BELARUS: THE CIS ECONOMIC TIGER?
Publication: Monitor Volume: 3 Issue: 78
According to figures released by First Deputy Prime Minister Piotr Prokopovich at a recent press conference in Minsk, Belarus’s economic recovery is accelerating into a full-fledged boom. Belarusan GDP at the end of the first quarter was described as 9 percent above the level recorded at the end of the first quarter of 1996, reflecting a 9.8 percent increase in industrial production and a 13 percent increase in fixed investment. (Interfax, April 18) This would be on top of the 3 percent growth in GDP and industrial production said to have been recorded in 1996.
President Aleksander Lukashenko’s neo-Soviet propaganda of economic success and his persecution of Belarusan entrepreneurs make these figures difficult to interpret, of course. Such growth would also be difficult to reconcile with the fact that economic activity in Russia and Ukraine (Belarus’s two largest trading partners) has at best been flat during 1996-1997. Moreover, signs of trouble continue to abound in many parts of the Belarusan economy: one third of Belarusan enterprises (almost all of which are state-owned) were running in the red in the first quarter; foreign investment continues to slump; foreign exchange is in chronically short supply; and neither the IMF nor the World Bank has provided fresh loans for more than a year. Still, despite the Lukashenko government’s deteriorating relations with the Bank and the Fund, Belarus’s 1996 growth figures have not been challenged by these institutions. Nor have the Bank and the Fund objected publicly to the official first-quarter results.

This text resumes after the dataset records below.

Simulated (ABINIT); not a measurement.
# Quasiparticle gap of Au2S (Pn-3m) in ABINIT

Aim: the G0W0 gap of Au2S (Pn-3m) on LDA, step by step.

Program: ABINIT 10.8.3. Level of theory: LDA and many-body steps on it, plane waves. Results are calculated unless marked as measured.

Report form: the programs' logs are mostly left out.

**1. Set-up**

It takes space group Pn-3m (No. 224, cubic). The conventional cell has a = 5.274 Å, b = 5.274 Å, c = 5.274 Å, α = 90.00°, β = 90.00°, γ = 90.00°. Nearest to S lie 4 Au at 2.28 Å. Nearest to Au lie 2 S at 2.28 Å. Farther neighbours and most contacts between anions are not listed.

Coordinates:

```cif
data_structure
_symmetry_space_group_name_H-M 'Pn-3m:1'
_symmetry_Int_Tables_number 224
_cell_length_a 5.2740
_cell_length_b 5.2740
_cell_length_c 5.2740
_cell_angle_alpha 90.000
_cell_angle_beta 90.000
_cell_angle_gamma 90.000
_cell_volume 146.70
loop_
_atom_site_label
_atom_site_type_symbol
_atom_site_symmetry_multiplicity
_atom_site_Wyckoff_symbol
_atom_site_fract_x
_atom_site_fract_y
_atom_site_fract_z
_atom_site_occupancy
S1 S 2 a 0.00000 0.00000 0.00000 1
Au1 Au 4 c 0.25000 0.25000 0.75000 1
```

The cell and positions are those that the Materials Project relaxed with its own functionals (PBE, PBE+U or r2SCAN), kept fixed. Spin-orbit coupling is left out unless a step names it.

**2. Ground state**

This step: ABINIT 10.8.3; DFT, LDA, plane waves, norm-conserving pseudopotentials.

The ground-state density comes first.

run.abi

These numbers suggest that, for all of its problems, Belarus is not the economic basket case often portrayed by the Western press and by liberal opponents of the Russian-Belarusan merger in Moscow. The 39 percent cumulative decline in Belarusan GDP recorded during 1991-1996 is the second smallest in the CIS (officially, Uzbekistan’s is the smallest), and is smaller than Russia’s 42 percent drop — not to mention Ukraine’s catastrophic 60 percent collapse. Also, Russian press reports indicate that the arrears plaguing millions of Russian and Ukrainian workers and pensioners are a much less serious problem in Belarus. Finally, Belarus’s $1 billion foreign debt is much smaller (on a per-capita basis) than Russia’s or Ukraine’s, with smaller debt-servicing payments.
For whatever reason, Belarus may have managed to avoid the worst of the economic disasters that have been experienced by Russia and Ukraine. This suggests that the economic costs for Russia of closer integration with Belarus could be quickly outweighed by gains, particularly in terms of the tighter control that Moscow would then exercise over Belarus’s energy and military infrastructures.